Statement: Congressman Mike Doyle Praises Low Power FM Radio Service

Congressman Mike Doyle Praises Low Power FM Radio Service

Diverse Groups Congratulate the Congressman for Leadership in Fight to Expand LPFM

Congressman Mike Doyle, a 7th-term Congressman from Pittsburgh, and the Vice Chair of Congress' Subcommittee on Telecommunications and the Internet, took a public opportunity to praise the low power FM service, as he keynoted the Future of Music Coalition's Technology and IP Day, the morning of Wednesday, May 2nd, in Washington, DC.

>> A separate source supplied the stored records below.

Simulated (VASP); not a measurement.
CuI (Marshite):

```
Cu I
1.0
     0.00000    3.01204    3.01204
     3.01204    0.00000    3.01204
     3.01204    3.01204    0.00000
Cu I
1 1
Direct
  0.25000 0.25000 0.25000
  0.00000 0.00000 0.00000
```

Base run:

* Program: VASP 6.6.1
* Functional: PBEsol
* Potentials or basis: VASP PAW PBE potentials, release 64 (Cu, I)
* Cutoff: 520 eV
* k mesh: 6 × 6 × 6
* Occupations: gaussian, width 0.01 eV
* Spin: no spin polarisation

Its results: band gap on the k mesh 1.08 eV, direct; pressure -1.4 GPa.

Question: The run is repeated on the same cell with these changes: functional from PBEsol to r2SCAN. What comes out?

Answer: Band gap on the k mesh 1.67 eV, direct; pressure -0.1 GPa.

In front of a room of 150 musicians, advocates, journalists, industry insiders, and policymakers, Doyle strongly questioned the veracity of longtime claims made by big broadcasters – that low power FM (LPFM) radio stations, will interfere with full power stations in big cities like Pittsburgh.

As part of his opening keynote, where the Congressman discussed issues as various as net neutrality, digital broadcasting, and the rights of musicians when it comes to internet radio, Doyle stated: “An LPFM bill hasn’t been introduced yet in this Congress, but I am looking at the issue and wonder why – if a full-power broadcaster can have digital stations that don’t interfere with their main channel, even if the two are right next to each other on the dial – a low-power broadcaster will interfere with a full-power station that’s 3 channels away.”

The Prometheus Radio Project, a group that has been building low power FM, non-commercial, community radio stations in the United States, since 2000, strongly supports Congressman Doyle in challenging the claims long made by big broadcasters, when it comes to potential interference from LPFMs in big cities.

Congressman Doyle is absolutely right, and his comments are dead on,” said Prometheus Program Director Hannah Sassaman. “The technology that radio stations use to broadcast content on the FM dial has improved in the past decades. The FCC found that FM receivers are designed well-enough to allow us to make room for low power FM stations and full power radio in America's big cities. There is no potential for interference on the dial.

Just like with digital radio, the FCC moved to create the low power FM radio service in order to let community organizations make the best use of their own airwaves, from Pittsburgh, Pennsylvania, to Petaluma, California. The FCC found, back in 2000, that there was plenty of room for low power FM in both big cities and rural communities.

After the larger broadcasters expressed concern about LPFM, Congress passed the Radio Broadcast Preservation Act of 2000, a law ordering the FCC to limit LPFM to towns like Altoona and Lebanon, rather than the larger neighborhoods of Pittsburgh and Philadelphia. Congress ordered the FCC to study the potential interference that might be caused by low power FM stations if they were on-air in big cities. Thousands of LPFM applicants, including universities and community groups in Pittsburgh, had their applications canceled as a result of this study.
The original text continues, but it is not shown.